Lack of coordination between Sri Lanka president, PM: former President Sirisena

0
Former President, Maithripala Sirisena.

Sri Lanka President Gotabaya Rajapaksa and Prime Minister Ranil Wickremesinghe have no real working partnership and there is a clear lack of coordination between them, former President, Maithripala Sirisena said.

Speaking to the media on Friday, June 17, Sirisena said the two leaders have competing approaches to governance. He likened it to his own experience as president with Wickremesinghe as prime minister from 2015 to 2019. There were also tensions between then President Chandrika Bandaranaike Kumaratunga and Prime Minister Wickremesinghe in the short-lived United National Party (UNP)-led government between 2001 and 2004.

Maithripala Sirisena also said:

“You’ll remember the situation in the country when Ranil Wickremesinghe and I were governing.

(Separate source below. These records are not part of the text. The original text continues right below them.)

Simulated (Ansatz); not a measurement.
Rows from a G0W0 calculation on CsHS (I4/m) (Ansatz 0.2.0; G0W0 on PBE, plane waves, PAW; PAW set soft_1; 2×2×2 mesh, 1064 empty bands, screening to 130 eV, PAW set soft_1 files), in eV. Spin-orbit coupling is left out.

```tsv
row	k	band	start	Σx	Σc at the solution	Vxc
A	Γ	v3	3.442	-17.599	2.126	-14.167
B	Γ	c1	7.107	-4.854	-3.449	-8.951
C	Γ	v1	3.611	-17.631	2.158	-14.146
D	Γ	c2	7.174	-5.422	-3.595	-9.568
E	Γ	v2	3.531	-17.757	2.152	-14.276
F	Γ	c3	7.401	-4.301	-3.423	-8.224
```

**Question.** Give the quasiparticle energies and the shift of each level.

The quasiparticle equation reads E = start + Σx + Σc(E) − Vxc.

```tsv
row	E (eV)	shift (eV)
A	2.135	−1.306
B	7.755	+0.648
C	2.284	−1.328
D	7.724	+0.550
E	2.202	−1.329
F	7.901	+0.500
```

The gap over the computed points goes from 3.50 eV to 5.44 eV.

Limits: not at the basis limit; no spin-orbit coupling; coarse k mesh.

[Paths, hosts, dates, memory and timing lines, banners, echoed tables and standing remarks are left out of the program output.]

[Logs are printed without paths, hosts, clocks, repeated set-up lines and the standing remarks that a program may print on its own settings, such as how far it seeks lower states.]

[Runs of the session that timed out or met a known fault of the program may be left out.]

Today, you have the president summoning ministers and officials for discussions and to issue instructions to them. Then you have the prime minister also summoning ministers, appointing committees and issuing instructions to officials.

It is clear that there is no partnership between these two.”

Though President Rajapaksa and PM Wickremesinghe have indeed been conducting separate meetings with officials or representatives from the same industries – a recent example being the tourism sector – there are no reports yet of open conflict between the two leaders.

Wickremesinghe was one of several choices for Rajapaksa for the premiership after the unceremonious exit of his brother Mahinda Rajapaksa who was forced to resign as prime minister on May 09 after violence on peaceful protestors and retaliatory violence on government supporters.

Sirisena said the Rajapaksa-Wickremesinghe administration was not an all-party government. He reiterated the position of his party, the Sri Lanka Freedom Party (SLFP), to form an all-party government with 15 cabinet ministers for a period of six months or one year, after which a parliamentary election may be held.

He also noted:

“This is a view shared internationally.

Today the biggest problem facing the government is that it doesn’t have the approval or confidence of the people. Internationally, world leaders and organszations have no confidence in the government either because of how the government acted over the last three years”.